Bagging some bighorn

Locals take once-in-a-lifetime opportunity to take rigorous hunt

 

Doug Campbell with his trophy.

"Ready to go hunting?" asked Taylor Engum as he woke the hunters at 12 a.m. on September 1.

In an area with a high number of sheep and a once-in-a-lifetime tag, there was no way the group would allow anyone else to beat them to the opportunity.

The day before, Doug Campbell, Randy Raymer and Randy's son, Richard, met the staff of East Fork Outfitters at the trailhead and rode horseback into the Washakie Wilderness to begin a 10-day bighorn sheep hunt.

On the first day of the hunt, the group rode for two hours, gaining more than 1,000 feet of elevation along the way. After tying the horses and taking a short nap, the hunters and their guides began climbing the steep, rocky hillsides to gain more elevation before daylight.

As the sun rose over the barren ridgetop, the group spotted six rams to the north and two rams to the south. Big smiles were shared among the group as they began to strategize how to make an approach on the beautiful, elusive animals.

After several more hours of hiking, climbing and scrambling, the group began to near the bedded rams. As the hunters approached a shooting position, the warm mountain winds began to swirl towards the sheep. "This isn't good," said Taylor. And just as quickly as the rams were spotted, they disappeared up and over the rocky horizon.


Bighorn sheep are one of the toughest animals in the world to hunt. They have superior eyesight, excellent sense of smell and they have agile, rock grappling hooves that allow them to traverse the most severe terrain imaginable. Rams often position themselves on high, open benches where they have the ability to see long distances and they bed themselves where wind currents flow in their favor.

The next several days proved to be extremely difficult for both hunters and guides. Mornings began at 3 a.m. and guides did not often get to sleep until 10:30 p.m. or later. The physical demands included hours of horseback riding and steep-mountain climbs with heavy backpacks and rifles. Blisters and ankle sprains were common among all.

On September 5, the group left camp early in the morning to climb to an area where some rams had been spotted the day before. Randy stayed in camp with a blister that made any steep climbs impossible.

To reach the desired area, the group rode for over two hours then faced a grueling 1,300 foot vertical climb. Doug Campbell, 75, climbed the approach without hesitation. "I'm not going to quit," said Campbell.

Anticipation began to build as the last steep grades came into sight. When the group reached the top of the graveled ridge, there were no sheep in sight. Still hopeful, guide Bruce Kopperud instructed the hunters to be watchful because the rams could appear at any time from the numerous rock outcroppings.

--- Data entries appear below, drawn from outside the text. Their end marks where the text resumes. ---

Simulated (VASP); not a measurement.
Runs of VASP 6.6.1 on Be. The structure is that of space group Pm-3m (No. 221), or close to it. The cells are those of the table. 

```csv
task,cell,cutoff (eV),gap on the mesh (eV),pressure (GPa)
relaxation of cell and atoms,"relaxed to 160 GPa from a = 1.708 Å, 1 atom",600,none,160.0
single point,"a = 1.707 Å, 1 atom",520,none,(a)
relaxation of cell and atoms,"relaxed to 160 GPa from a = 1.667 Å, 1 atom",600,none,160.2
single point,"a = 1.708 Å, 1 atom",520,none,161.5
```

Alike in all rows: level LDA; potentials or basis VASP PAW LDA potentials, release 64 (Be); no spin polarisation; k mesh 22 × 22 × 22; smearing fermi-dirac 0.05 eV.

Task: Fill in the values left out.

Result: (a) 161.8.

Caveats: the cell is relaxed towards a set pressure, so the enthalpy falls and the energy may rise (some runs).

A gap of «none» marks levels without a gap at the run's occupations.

After 4 hours of glassing, studying and staring at the rugged terrain, hope that the rams were still in the area began to diminish. Tired and sunburnt, Taylor stood up from the cover of the group's surveillance position to stretch his legs. While taking a drink of water from his bottle, Taylor looked down the barren slope and spotted a lone ram. "Don't move, don't move," Taylor said to the others while still clutching his water bottle to his lips. Tracing Taylor's gaze down the hill, the others locked onto the ram as well. From a sitting position, Doug raised his rifle to his shoulder and delivered a perfect shot on the ram from 120 yards.

On October 27, Randy and Richard returned to the wilderness with guide Taylor Engum for a second hunt. Late in the afternoon, a group of rams were spotted high above the trail. After a quick stalk, the hunters moved into a shooting position within 300 yards of the bedded rams. As the wind swirled towards the sheep, the lead ram stood up and stared nervously toward the hunters. Seconds later, Randy made a perfect shot on the ram, bringing to a close a long and challenging season.

The joy and relief of harvesting a bighorn sheep brings tears and laughter to both hunters and guides. The physical and mental challenge of hunting Wyoming bighorn sheep is the experience of a lifetime that cannot be matched.

Congratulations Doug and Randy.

Richard, left, and Randy Raymer with their Bighorn sheep.